Adjusted to EBITDA for 2025 is expected at approximately $455 million for the full year.
And of course, for those who want to consider the value of goodwill tax asset adjustment, you would add that amount.
So, with those comments, I will conclude, and I'll turn it back over to Jerry.
Jerome Grisko - President, Chief Executive Officer, Director
Thank you, Ware.
Now turning to our acquisition of Markham, I'd like to discuss some of the early progress we're making on integration.
This acquisition creates tremendous opportunities for us, propelling us to the seventh largest accounting firm in the US, expanding our capabilities and service offerings, strengthening our market position and brand, and accelerating our long-term growth strategy.
Now just four months into the integration process, work is underway to realize many of the benefits and opportunities we anticipated as a result of this transaction.
We recently held a town hall meeting for our team members where I outlined priorities for the year as integration, people, cultural alignment, and growth.
Today I want to provide an update of our progress in each of these areas starting with integration.
As we discussed on our last call, given the size and scope of this transaction, we established an integration management office to guide our process and ensure that we are hitting the milestones within our overall timeframe.
The IMO helps to support multiple work streams led by leaders and teams from across the company.
Focused on identifying how we can truly bring the concept of stronger together to life.
Within each of the integration workstreams, these groups are taking a best of both approach to craft a path forward that leverages the collective strength of both organizations.

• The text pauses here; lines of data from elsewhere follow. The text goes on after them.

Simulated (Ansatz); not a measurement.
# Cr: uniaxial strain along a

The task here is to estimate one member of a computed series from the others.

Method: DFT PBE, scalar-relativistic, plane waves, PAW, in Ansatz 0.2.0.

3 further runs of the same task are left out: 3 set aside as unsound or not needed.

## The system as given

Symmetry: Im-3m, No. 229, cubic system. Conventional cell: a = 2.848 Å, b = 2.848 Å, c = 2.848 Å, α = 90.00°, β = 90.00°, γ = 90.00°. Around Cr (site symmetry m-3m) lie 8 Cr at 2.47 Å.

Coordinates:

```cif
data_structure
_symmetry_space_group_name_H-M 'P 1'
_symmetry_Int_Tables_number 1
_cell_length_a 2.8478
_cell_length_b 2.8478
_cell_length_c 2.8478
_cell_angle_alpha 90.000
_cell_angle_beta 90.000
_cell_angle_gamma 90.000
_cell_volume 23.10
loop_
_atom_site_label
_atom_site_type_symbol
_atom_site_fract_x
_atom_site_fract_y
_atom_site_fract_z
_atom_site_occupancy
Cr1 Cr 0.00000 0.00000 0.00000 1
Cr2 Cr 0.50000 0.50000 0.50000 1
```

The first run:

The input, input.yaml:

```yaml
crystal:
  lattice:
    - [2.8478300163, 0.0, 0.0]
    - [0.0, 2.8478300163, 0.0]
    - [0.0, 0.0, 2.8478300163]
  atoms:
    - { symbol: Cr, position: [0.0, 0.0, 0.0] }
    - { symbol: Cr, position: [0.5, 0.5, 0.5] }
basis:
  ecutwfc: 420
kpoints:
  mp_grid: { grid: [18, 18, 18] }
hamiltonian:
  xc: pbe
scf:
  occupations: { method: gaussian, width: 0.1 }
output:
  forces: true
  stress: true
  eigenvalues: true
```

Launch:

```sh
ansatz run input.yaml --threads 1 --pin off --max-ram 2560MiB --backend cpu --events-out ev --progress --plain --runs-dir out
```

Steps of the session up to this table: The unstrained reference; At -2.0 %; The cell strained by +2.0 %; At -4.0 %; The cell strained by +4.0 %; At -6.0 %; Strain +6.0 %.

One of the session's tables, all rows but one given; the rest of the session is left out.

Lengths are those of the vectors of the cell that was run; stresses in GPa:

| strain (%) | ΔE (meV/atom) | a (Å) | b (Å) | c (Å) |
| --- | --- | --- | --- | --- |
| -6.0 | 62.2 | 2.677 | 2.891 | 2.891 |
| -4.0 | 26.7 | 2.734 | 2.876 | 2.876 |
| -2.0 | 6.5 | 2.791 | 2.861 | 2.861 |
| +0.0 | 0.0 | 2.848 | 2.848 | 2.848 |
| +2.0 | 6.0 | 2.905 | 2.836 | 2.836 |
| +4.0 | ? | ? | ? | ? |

I am pleased to report that we're making excellent progress with strong cooperation and collaboration across our teams and a shared commitment to achieving our milestones, including the anticipated synergies.
While we don't expect to fully realize many of these synergies until starting in 2026, our focus this year will be to identify the synergies and begin to execute on the plan.
At the same time, we remain laser focused on our clients and continuing to deliver the exceptional services they rely on us for.
We're now in busy season for our accounting and tax services business, and we're being very intentional about the pace of integration, while at the same time minimizing disruption to allow our professionals to focus on client work and deadlines during this important time of year.
That said, there's still a great deal of work happening behind the scenes, including alignment of key business functions and the standardizations of policies and processes.
We're also developing our timeline for integration of key systems, which will enable further integration of our day to day operations.
In terms of people, much of the work since closed is focused on organizational redesign, bringing our teams together, and identifying our future leaders.
For example, we've organized our accounting and tax business into six geographic regions and named the leader for each one, three coming from Legacy CBIZ and three coming from Legacy Markham.
Recently, we identified six industry leaders to shape our go to market strategy and align our service and solutions around key industries.
While both Legacy CBIZ and Legacy Markham have strong industry expertise, Legacy Markham's industry teams were further developed, which is helping us to accelerate our progress in this area.
Perhaps most importantly, we continue to experience a high rate of retention with our team, and we have people from both legacy organizations seeing new opportunities for advancement through integration.
We often talk about the importance of cultural alignment as a critical factor in determining the overall success of an acquisition.
We continue to find that the cultural similarities between Legacy CBIZ and legacy Markham far outweigh any differences.
Our Stronger Together approach means we are working hard to create a new unified culture grounded in our shared values and shared commitment to growth and innovation.
Our focus right now is on communication engagement to stay connected with our teams.
For example, we're using monthly town hall meetings, internal newsletters, and in-person meetings to share information on key initiatives and create connections across our organization.
Finally, we continue to focus on growth, whether through new incentives to encourage and empower our teams or through the connecting clients to a wider array of services.
We're very pleased with some early wins in terms of introducing new services to our clients.
Given our expanded breadth of services and depth of expertise.
We're also pleased with our retention rates of our clients and from the growing interest in our expanded array of services from both new and existing clients.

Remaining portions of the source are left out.